Thursday , April 25 2024
The "professional" social network is apparently trying to become just another self-esteem machine.

LinkedIn, Watered Down

LinkedIn used to be the “useful” and “honest” social network. On Facebook, “friends” are often just casual acquaintances or even people you’ve never met, but LinkedIn contacts are, for many of us, people we actually have some professional connection with, even if it’s at a remove. In order to recommend someone on their LinkedIn page, you’ve had to actually write a sentence or two about them, which meant you had to actually know something about them.

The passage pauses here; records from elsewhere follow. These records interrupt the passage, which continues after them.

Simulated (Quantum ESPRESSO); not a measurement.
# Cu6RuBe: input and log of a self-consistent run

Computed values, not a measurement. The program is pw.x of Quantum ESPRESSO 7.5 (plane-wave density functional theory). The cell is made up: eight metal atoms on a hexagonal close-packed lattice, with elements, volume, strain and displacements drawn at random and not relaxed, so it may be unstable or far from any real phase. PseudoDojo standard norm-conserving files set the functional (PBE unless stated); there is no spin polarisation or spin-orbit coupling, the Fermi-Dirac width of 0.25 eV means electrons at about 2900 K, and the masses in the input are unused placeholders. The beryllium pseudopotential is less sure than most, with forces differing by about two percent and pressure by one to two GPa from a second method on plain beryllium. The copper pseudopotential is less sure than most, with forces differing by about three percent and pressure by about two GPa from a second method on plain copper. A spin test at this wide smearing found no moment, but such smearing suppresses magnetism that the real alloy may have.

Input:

No more. A few months ago we LinkedIn users started noticing the site presenting us with a screenful of our contacts with their skills noted and quick links for “endorsing” them for specific skills. All we have to do to endorse is click. And conversely, we suddenly started getting emails saying that so-and-so has “endorsed” us for such-and-such a skill.

The problem is, by making these “endorsements” so cheap and easy, LinkedIn has made them meaningless. This hit home to me in a big way the other day when LinkedIn sent me a congratulatory email proclaiming that I am “one of the top 1% most endorsed on @LinkedIn in United States for Copy Editing.”

I have my doubts about the veracity of this. I don’t use LinkedIn much. I have 311 connections – a healthy number, I suppose, but by no means a remarkable count. But even if my one-percent status is true, it’s false in a deeper sense: The majority of my contacts don’t know me as a copy editor anyway. Some of those who’ve “endorsed” me for that skill have never been privileged to observe my ace copy editing abilities.

Some have never worked with me at all.

For my part, I haven’t taken the bait when presented with screensful of people to “endorse.” Nothing against you, honorable LinkedIn colleagues, even you 99-percenters; your skills at this and that are surely top-notch. And if LinkedIn is a truth machine, an endorsement from me, a one-percenter, should be an extra-fluffy feather in your cap.

But in reality, it would be cheap, nearly meaningless, and thus simply sad. Not sad just for us, but for LinkedIn, once the “professional” network but well on the way to turning itself into just another self-esteem machine.

About Jon Sobel

Jon Sobel is Publisher and Executive Editor of Blogcritics as well as lead editor of the Culture & Society section. As a writer he contributes most often to Music, where he covers classical music (old and new) and other genres, and Culture, where he reviews NYC theater. Through Oren Hope Marketing and Copywriting at http://www.orenhope.com/ you can hire him to write or edit whatever marketing or journalistic materials your heart desires. Jon also writes the blog Park Odyssey at http://parkodyssey.blogspot.com/ where he is on a mission to visit every park in New York City. He has also been a part-time working musician, including as lead singer, songwriter, and bass player for Whisperado.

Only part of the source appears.